45-2 Still Rules

Dean Rojas' single-day catch survives assault at Falcon at least so far

ZAPATA, Texas — Put a fork in Steve Kennedy's single-tournament BASS record weight. The only question is, after three days of fishing the Lone Star Shootout, presented by Longhorn — how many anglers will surpass the 122 pound, 14 ounce mark? (Maybe five or six.) And how high will they push it? (Probably near 140 pounds.)

 Lake Falcon, an impound split between deep south Texas and northeast Mexico, is turning out to be the place where big bass live and big BASS records go to die.

 Co-anglers this week notched the biggest stringer (39-3) and the two biggest tournament totals (83-3 and 76-7) that co-anglers have ever weighed. The so-called bass Century Club — anglers catching more than 100 pounds in a tournament — had 15 members before this week; a whopping nine more anglers are poised to join today.

 But, barring a miracle stringer on Day Four, no one will have touched the other red-letter record in the BASS media guide: 45-2. That's the weight of the five fish Dean Rojas caught on the first day of the 2001 tournament on Florida's Lake Toho. Aaron Martens and Byron Velvick came closest, both catching over 40 pounds, but neither came within 3 pounds of the record.

 "I think everybody's goal today is to break that 45-2," Paul Elias said before taking off Sunday morning. "This is probably the only lake you're going to be able to do it on, unless we go back to Clear Lake at the right time."

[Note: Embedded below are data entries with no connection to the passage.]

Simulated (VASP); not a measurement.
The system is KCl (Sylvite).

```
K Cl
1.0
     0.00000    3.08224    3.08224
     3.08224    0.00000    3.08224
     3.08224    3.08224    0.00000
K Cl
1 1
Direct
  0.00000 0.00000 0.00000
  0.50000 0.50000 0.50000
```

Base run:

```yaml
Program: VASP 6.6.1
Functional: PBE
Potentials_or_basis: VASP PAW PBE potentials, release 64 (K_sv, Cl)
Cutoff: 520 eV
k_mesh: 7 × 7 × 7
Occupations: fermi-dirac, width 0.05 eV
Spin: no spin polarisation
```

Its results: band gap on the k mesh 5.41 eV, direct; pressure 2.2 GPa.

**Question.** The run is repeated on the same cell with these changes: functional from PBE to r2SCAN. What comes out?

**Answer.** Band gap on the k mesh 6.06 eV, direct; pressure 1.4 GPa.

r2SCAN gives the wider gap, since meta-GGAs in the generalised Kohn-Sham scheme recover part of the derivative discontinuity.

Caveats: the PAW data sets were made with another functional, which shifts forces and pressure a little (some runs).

 Rojas missed the 12-man cut on Falcon by 25 ounces. But he was consoled somewhat to know that his record appears to be safe, threatened but unsurpassed, and perhaps all the more respected as a result.

 "It's like a battleship," Rojas said. "It takes its shots, but it stays afloat."

 Why is 45 pounds such a formidable figure? It comes down to physiology and quantities. Not many bass get as big as 9 pounds. And 45 pounds requires an angler's average fish to be that size.

 Rojas achieved the record without a fluky enormous kicker. To this day, he can rattle off the weights: "I had a 10-12, a 10, a 9, I think it was an 8-7 and a 7-9. Whatever that weight is."

 Actually, his big fish was an ounce heavier, and that 8-7 was actually just an 8-2.

 (But for a sack caught more than seven years ago, that's pretty close.)

 It is so hard, because they all have to be 9-pounders," Rojas said. "When you get to that point where you're in the high 30's, you need those 10-12 and 10's to give you that a pound on the 9. There's 2, almost 3 pounds you can bargain with down here on the bottom."

 That first day on Kissimmee was a sight-fisherman's dream. After a month-long cold spell that pinned the spawning females deep, a string of 80-degree days sent them rushing the banks all at once, bursting with eggs.

 "It was freakish," he said. "It was freakish more than this is."

 Rojas caught eight fish that day, and watched each one swallow his bait.

 "I lost one (fish) that day, and I'm glad I did," he said. "It was about a 6 1/2-pounder, and I wouldn't have caught that 7-9. Fate happens that way."

 Martens said there are only a handful of lakes on the Elite Series tournament trail that might offer a chance to break the 45-pound barrier: Lake Amistad, the California Delta, Clear Lake, Santee Cooper in South Carolina, Florida's Harris Chain and Toho.

 "It could happen here," Martens said. "That first day" — when he caught 42 pounds — "it could have happened. I had battery problems. I only fished for five hours.

 "Five 9-pounders," he continued. "That's hard to do. He hit the right stretch, and we hit Toho right at the right moment. It was the perfect day and everything. There was a cold front that moved off, and they were everywhere."

 What made it even more difficult was that in those days, the BASS circuit carried 150 pros — whereas the current Elite Series has 109. That's another 40 anglers hammering the same banks and beds, chasing the same 9-pounders.

 "If we would have had 100 guys back then," Rojas said, "we would have caught these records then."

 Mark Davis, who trailed tournament leader Martens heading into Day Four on Falcon, also had a big day seven years ago on Toho. He caught a 41-10 sack that stood as the second-heaviest in BASS history before Martens and Velvick surpassed it this week.

 Rojas, though, had such a lead by the final day, he didn't even need his Day Four sack of 13-8 to beat out Davis for the win.

 But if there's any reminder that records are made to be broken, remember his words after weighing a then-record total of 108-12. "I couldn't have dreamed this," he said at the time. "Who could imagine catching 100 pounds in one tournament?"